David Mckenzie of the Bank writes:

The modal firm size in most developing countries is one worker, consisting of only the owner of the firm. Amongst the firms that do hire additional workers, most hire fewer than ten. In Nigeria survey data indicate that 99.6 percent of firms have fewer than 10 workers. This is in sharp contrast to the United States, where the modal manufacturing firm has 45 workers. Are there constrained entrepreneurs in developing countries with the ability to grow a firm beyond this ten worker threshold? If so, this raises the questions of whether such individuals can be identified in advance, and of whether public policy can help them overcome these constraints to firm growth.

In an attempt to figure out if policy can help grow firms in developing countries, Mackenzie evaluated a program in Nigeria that awarded 1,200 winners about $50,000 each (out of an initial application pool of 24,000; the top 6000 applicants were in the study). See a summary here. And the paper is available here.

………. winning this competition has large positive impacts on both applicants looking to start new firms as well as those aiming to expand existing firms. Three years after applying, new firm applicant winners were 37 percentage points more likely than the control group to be operating a business and 23 percentage points more likely to have a firm with 10 or more workers, while existing firm winners were 20 percentage points more likely to have survived, and 21 percentage points more likely to have a firm with 10 or more workers. Together the 1,200 winners are estimated to have generated 7,000 more jobs than the control group, are innovating more, and are earning higher sales and profits.

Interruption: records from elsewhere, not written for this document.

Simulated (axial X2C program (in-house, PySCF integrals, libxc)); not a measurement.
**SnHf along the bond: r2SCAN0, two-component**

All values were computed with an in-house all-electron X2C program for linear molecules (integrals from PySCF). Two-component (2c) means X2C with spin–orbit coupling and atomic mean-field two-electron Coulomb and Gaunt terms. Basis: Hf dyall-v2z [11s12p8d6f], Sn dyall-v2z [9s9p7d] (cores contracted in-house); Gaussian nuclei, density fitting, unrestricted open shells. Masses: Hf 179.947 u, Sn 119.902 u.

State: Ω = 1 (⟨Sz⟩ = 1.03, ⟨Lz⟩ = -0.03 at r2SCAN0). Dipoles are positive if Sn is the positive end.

Two quick thoughts. First, this is a really cool finding that should get African central bankers excited about how the financial sector can be put to use in boosting mass employment. Second, it is a caution against the odd idea prevalent in development programs of trying to turn poor people into entrepreneurs (see below). The best solution to poverty is jobs. Entrepreneurship is a risk that shouldn’t be imposed on people with already super slim margins of error in terms of income security. As Mckenzie rightly observes:

The results of this evaluation show that a business plan competition can be successful in identifying entrepreneurs with the potential to use the large amounts of capital offered as prizes, and that these individuals appear to be otherwise constrained from realizing this potential. The prize money generates employment and firm growth that would not have otherwise happened. However, the results also highlight the difficulties of picking winners. Conditional on reaching the semi-finalist stage, neither the scores for the business plans, nor individual and business characteristics have much predictive power for predicting which firms will grow faster or benefit most from the program. This remains an area for active research, but also highlights the inherent riskiness of entrepreneurial activity.